The SEC has announced a new filing system and database called IDEA (Interactive Data Electronic Applications) that will eventually replace the EDGAR system originally begun in the 1980s. IDEA will be a major shift in the way the SEC maintains its extensive and valuable data contained in SEC filings.
IDEA depends on interactive data for data comparison applications that go far beyond a traditional, searchable database. Within the coming years, U.S. companies will be required to provide financial information using interactive data. IDEA uses the interactive data to compare and analyze company information as directed by the needs of an individual user. This is a major shift from the current EDGAR system, which is essentially just a searchable, reverse-chronological listing of each registrant’s filings.

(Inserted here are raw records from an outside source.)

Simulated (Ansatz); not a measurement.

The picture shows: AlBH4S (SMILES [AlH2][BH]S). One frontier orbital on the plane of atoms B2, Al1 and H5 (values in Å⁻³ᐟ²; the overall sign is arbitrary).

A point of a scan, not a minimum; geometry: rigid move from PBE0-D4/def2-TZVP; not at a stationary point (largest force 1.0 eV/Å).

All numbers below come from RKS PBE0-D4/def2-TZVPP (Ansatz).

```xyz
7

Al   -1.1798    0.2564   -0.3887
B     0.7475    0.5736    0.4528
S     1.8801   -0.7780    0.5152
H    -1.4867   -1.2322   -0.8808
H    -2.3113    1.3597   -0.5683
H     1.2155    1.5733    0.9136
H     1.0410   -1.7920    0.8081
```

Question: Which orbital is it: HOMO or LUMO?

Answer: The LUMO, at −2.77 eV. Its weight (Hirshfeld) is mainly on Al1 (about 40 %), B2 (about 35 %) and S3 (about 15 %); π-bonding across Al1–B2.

The SEC has posted a video presentation introducing how IDEA will work to its website. The presentation uses IDEA to easily compare, for example, (i) executive compensation among two companies, (ii) quarterly financial information for the same company, and (iii) investment returns among two mutual funds. The SEC has only created a few applications to make use of the data that will be available in IDEA, but the presentation hints that software development by private companies to use IDEA data could be limitless.
One goal of IDEA, according to the presentation, is to empower investors to engage in comparison shopping for where to put their money. The presentation mentions that most people are comfortable with how to use internet databases to comparison shop for hotels, flights, cars, and homes, but not securities investments. The SEC wants IDEA to change that.